Distinct Record Check
The Distinct Record Check rule verifies that a column contains the expected number of unique values.
This rule is commonly used to:
- Validate expected cardinality in categorical or lookup fields
- Ensure proper distribution of distinct values in key columns
- Maintain data quality standards for reporting and analysis
Example Usage:
- Check that a
Country
column contains exactly 25 unique country codes - Verify that a
Product Category
column has between 5 and 10 distinct values
Configuration Fields
Success Criteria Configuration
This section defines how the rule’s outcome is measured against expected thresholds.
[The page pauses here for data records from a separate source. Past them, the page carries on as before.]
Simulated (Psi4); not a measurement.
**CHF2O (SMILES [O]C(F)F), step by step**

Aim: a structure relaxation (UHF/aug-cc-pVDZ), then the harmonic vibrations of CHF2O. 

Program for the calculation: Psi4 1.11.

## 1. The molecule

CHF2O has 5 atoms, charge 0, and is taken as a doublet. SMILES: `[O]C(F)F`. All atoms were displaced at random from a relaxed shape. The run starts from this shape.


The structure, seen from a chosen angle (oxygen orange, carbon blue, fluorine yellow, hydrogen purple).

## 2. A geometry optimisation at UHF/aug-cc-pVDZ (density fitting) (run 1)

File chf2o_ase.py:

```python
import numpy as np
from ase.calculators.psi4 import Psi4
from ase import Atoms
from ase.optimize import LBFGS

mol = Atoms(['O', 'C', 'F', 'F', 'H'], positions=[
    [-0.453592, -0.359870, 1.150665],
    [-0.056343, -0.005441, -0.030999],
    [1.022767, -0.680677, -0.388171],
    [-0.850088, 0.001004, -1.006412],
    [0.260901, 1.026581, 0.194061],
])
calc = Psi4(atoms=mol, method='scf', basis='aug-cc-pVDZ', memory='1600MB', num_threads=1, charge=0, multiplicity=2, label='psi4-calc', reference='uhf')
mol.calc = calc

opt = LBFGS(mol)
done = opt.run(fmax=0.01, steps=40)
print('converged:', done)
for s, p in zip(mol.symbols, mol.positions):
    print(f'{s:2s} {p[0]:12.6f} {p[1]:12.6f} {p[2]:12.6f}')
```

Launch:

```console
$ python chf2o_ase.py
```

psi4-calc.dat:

Field Name | Description | Required | Options / Format |
---|---|---|---|
Operator | Comparison operation for distinct value count | Yes | GreaterThan , LessThan , EqualTo , Between |
Threshold Value | Value for comparison (single value for most operators) | Conditional | Number |
Threshold Min | Minimum value (for Between operator) | Conditional | Number |
Threshold Max | Maximum value (for Between operator) | Conditional | Number |
Is Percentage | Whether the threshold represents a percentage of total rows | No | true / false (default: false ) |
Allow Nulls | Whether null values should be counted as distinct values | No | true / false (default: false ) |
Sample Input Data
ProductID | Category | Region |
---|---|---|
1001 | Electronics | East |
1002 | Furniture | West |
1003 | Electronics | East |
1004 | Apparel | North |
1005 | Electronics | NULL |
Sample Configurations
Example 1: Exact Distinct Count
Configuration Field | Value |
---|---|
Column | Category |
Operator | EqualTo |
Threshold Value | 3 |
Is Percentage | false |
Allow Nulls | false |
Explanation:
Validates that the Category
column contains exactly 3 distinct values (Electronics
, Furniture
, Apparel
).
Example 2: Range-Based Distinct Count
Configuration Field | Value |
---|---|
Column | Region |
Operator | Between |
Threshold Min | 2 |
Threshold Max | 4 |
Is Percentage | false |
Allow Nulls | true |
Explanation:
Validates that the Region
column contains between 2 and 4 distinct values, counting NULL
as a distinct value if present.
Sample Output
Column Name | Rule Name | Success Count | Failure Count | Null Count | Within Threshold |
---|---|---|---|---|---|
Category | Distinct Record Check | 3 | 2 | 0 | Yes |
Region | Distinct Record Check | 3 | 1 | 1 | No |